Basically I don't share your view which implies that there's only one ecological equilibrium at which humans can be happy, and that any change in the ecosystem is a "harm" to it. I don't doubt global warming will change the ecosystem. In hundred years, plants that now grow in New Orleans will grow in Memphis, what grows in Memphis now will grow in Saint Louis, what grows in Saint Louis will grow in Chicago, and so on. Adapting to that change won't be gratis for us -- we'll have to build better insulated houses, equip them with better air conditioning, saw differnt crops on our fields etc. As I said before, I'm not denying some amount global warming is happening and that it will cost us. Unlike you, I just don't think it's going to be catastrophic, and I suspect dealing with it will be less of a burden on us than preventing it.

owi wrote:
It's not that easy thomas. It took a very long time to create this fossil fuels. Nature had a lot of time to adapt to this process. Now nature has not very much time(some 100 years are nothing).
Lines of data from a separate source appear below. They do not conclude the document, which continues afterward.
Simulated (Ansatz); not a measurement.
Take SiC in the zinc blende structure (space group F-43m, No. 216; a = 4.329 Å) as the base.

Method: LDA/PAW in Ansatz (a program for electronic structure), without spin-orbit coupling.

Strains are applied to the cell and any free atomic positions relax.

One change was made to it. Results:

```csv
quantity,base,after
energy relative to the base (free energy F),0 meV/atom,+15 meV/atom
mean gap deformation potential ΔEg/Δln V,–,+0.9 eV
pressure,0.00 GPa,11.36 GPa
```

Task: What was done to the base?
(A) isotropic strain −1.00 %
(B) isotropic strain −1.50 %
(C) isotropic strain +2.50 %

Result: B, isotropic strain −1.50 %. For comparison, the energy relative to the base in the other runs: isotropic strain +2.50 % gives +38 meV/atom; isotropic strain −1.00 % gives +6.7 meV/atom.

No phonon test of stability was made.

On the other hand, nature has a lot less adapting to do this time. In particular, it doesn't have to evolve new species. All the plants and animals that now live exist because their predecessors have survived under the conditions before plants reduced CO2 levels by fossilizing. So this time, nature only has to move the species that already exist towards colder regions -- towards the poles and up the mountains. Spreading seeds a few miles north per year isn't too hard for our flora, and migrating a few miles north per year is no problem at all for our fauna.

-- Thomas
0 Replies
 
Scrat
 
  1  
Reply Fri 4 Jul, 2003 09:21 am
roger wrote:
Don't be silly, Scrat. But if the same amount of hydrocarbons are consumed in either case, what is the difference in outcome?

The difference is that when the plants stored the carbon (recent) it reduced the amount of CO2 in the atmosphere, and when we burn that biomass fuel, we simply put it back. NO NET GAIN.

When we burn fossil fuels we free carbon that has been sequestered for a long time and so have a net gain to atmospheric CO2.

The difference is the difference between adding a cup of water to a bucket (fossil) or taking a cup out of the bucket and then putting it back in (biomass). The former raises the level in the bucket, the latter does not.